Attending the ceremonies in Slovakia, as a special guest was war veteran, retired General Neculai Pruteanu, one of the Romanian military who fought in Banska Bystrica, Zvolen, Kremnika, Murani and Breznova, and one of the last survivors who fought both on the Eastern Front and the Western Front.

In addition to participating in these ceremonies, Vice Prime Minister Ciolacu attended a working lunch offered by Slovak Deputy Prime Minister for Investments and the Information Society Peter Pellegrini, and also paid a visit to the Romanian Honorary Consulate in Banská Bystrica.
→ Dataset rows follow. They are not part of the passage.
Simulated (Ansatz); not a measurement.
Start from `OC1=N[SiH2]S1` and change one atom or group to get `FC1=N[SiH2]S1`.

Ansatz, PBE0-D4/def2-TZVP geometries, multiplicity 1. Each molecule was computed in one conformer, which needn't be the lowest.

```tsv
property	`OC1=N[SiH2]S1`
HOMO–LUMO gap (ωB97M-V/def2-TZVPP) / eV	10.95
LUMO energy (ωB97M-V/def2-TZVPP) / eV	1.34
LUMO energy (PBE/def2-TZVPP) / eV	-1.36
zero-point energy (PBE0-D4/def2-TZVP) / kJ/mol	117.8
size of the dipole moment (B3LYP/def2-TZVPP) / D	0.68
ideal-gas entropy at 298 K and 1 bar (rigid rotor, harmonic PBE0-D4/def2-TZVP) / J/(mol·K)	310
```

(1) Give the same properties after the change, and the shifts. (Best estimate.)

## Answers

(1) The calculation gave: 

The Romanian delegation accompanying Vice Prime Minister Ciolacu in Slovakia was composed of Secretary of State with the Ministry of National Defence Mircea Dusa; Romania's ambassador to Slovakia Steluta Arhire; Brigadier General Teodor Incicas of the General Army Staff; Major General Petrica Lucian Foca, Commander of the Joint Forces Command, and State Advisor Florin Vodita.

The members of the delegation awarded on this occasion, decorations to war veterans and handed over the Romanian Armed Forces Emblem of Honor to the mayor of Zvolen, Lenka Balkovicova and to the director of the Banská Bystrica-based Slovak National Uprising Museum, Stanislav Micev.

Please find below the full text of the Vice Prime Minister Ion Marcel Ciolacu’ speech at the ceremony held at the Slovak National Uprising Museum, in Banská Bystrica (check against delivery):

 

Speech at the ceremonies dedicated to the marking of the Slovak National Uprising of August 29, 1944

 

President,

Prime Minister,

Honorable war veterans,

Your Excellencies,

Ladies and gentlemen,

 

 I am honored to attend today with you the ceremony commemorating the beginning of the Slovak National Insurrection of August 29, 1944, a national celebration of the Slovak people.

It is a special moment as it is part of our common history and it reminds us of the profound friendship between our nations. It is profound because it is a blood link, forged 73 years ago by the military of our countries, but also by the Slovak partisans and people who fought together for freedom. This is probably the strongest bond that can exist between two nations, as  nothing is above the sacrifice of those who gave their lives, to make our freedom even more precious.

That is why we have the duty to honor the memory of those who lost their lives and to bow to those who endured terrible sufferings during the Second World War, firmly convinced that our dialogue and our peace efforts will prevent the repetition of the unmeasured sacrifices that marked the destiny of mankind in the twentieth century. We are now here to honor their sacrifice and reflect on the importance of their actions.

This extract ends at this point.